The present (interim) constitution gives the president broad powers. Article 58 states that the president is the head of state and the head of the government and represents the people’s will and the power of the state.

The president safeguards and protects the country’s security and safety, supervises the constitutional institutions, guides foreign policy, represents the state in foreign relations, appoints ambassadors, endorses the credentials of foreign ambassadors, ratifies international treaties and agreements (with the consent of the national legislative body), appoints persons to be constitutional and judicial offices, heads the sessions of the Council of Ministers, calls, postpones, or ends national legislative sessions, declares war following the provisions of the constitution and the law, declares and ends states of emergency following the provisions of the constitution and the law, initiates constitutional amendments and legislation, approves laws, ratifies death sentences, grants amnesty, and remits convictions and commutes sentences by the provisions of the constitution and the law. The vice president shares with the president the responsibility for declaring war and the proclamation of the end of states of emergency.
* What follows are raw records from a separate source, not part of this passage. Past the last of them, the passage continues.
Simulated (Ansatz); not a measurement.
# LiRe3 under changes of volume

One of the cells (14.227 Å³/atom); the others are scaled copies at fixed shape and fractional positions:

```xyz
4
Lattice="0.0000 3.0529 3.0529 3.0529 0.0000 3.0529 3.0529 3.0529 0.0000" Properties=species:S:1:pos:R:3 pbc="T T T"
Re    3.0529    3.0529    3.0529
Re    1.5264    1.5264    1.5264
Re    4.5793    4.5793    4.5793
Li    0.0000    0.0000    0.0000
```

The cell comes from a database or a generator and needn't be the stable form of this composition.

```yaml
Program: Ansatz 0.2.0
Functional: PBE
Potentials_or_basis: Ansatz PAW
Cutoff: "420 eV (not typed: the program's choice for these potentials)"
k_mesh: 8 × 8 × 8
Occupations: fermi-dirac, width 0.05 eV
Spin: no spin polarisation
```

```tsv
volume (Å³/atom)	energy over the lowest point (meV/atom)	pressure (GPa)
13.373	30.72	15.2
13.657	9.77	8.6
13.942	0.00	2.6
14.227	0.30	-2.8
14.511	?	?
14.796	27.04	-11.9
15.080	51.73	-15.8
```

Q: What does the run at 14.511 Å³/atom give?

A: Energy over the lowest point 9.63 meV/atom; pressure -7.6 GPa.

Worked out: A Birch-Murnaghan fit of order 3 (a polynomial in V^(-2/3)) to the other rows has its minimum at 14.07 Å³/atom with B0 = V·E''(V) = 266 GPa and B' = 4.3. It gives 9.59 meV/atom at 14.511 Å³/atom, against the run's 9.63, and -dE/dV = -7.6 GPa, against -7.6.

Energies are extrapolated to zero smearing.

The president appoints, among other officials, the vice president, the Council of Ministers, state ministers, judges of the Constitutional Court (with the consent of two-thirds of the Council of States members), the chief justice, who is the president of the Supreme Court.

The approval of the president is required before draft laws come into force. The president has the right to veto bills, but the national legislature can override this veto with a two-thirds majority of both chambers. The national legislature is empowered to impeach the president or vice president by a three-quarters majority of both chambers. Anyone can challenge any action by the president or the Council of Ministers before the Constitutional Court or any other court.

The Sudanese President Omar al-Bashir abolished the prime minister’s position after the military coup that brought him to power in 1989. He finally reinstated the position in March 2017, appointing Vice-President Bakri Hassan Saleh. The appointing of a prime minister and the delegation of some of the president’s powers are in line with reforms proposed by a year-long national dialogue between the government and several opposition groups. However, few observers believe the decision will loosen al-Bashir’s grip on power.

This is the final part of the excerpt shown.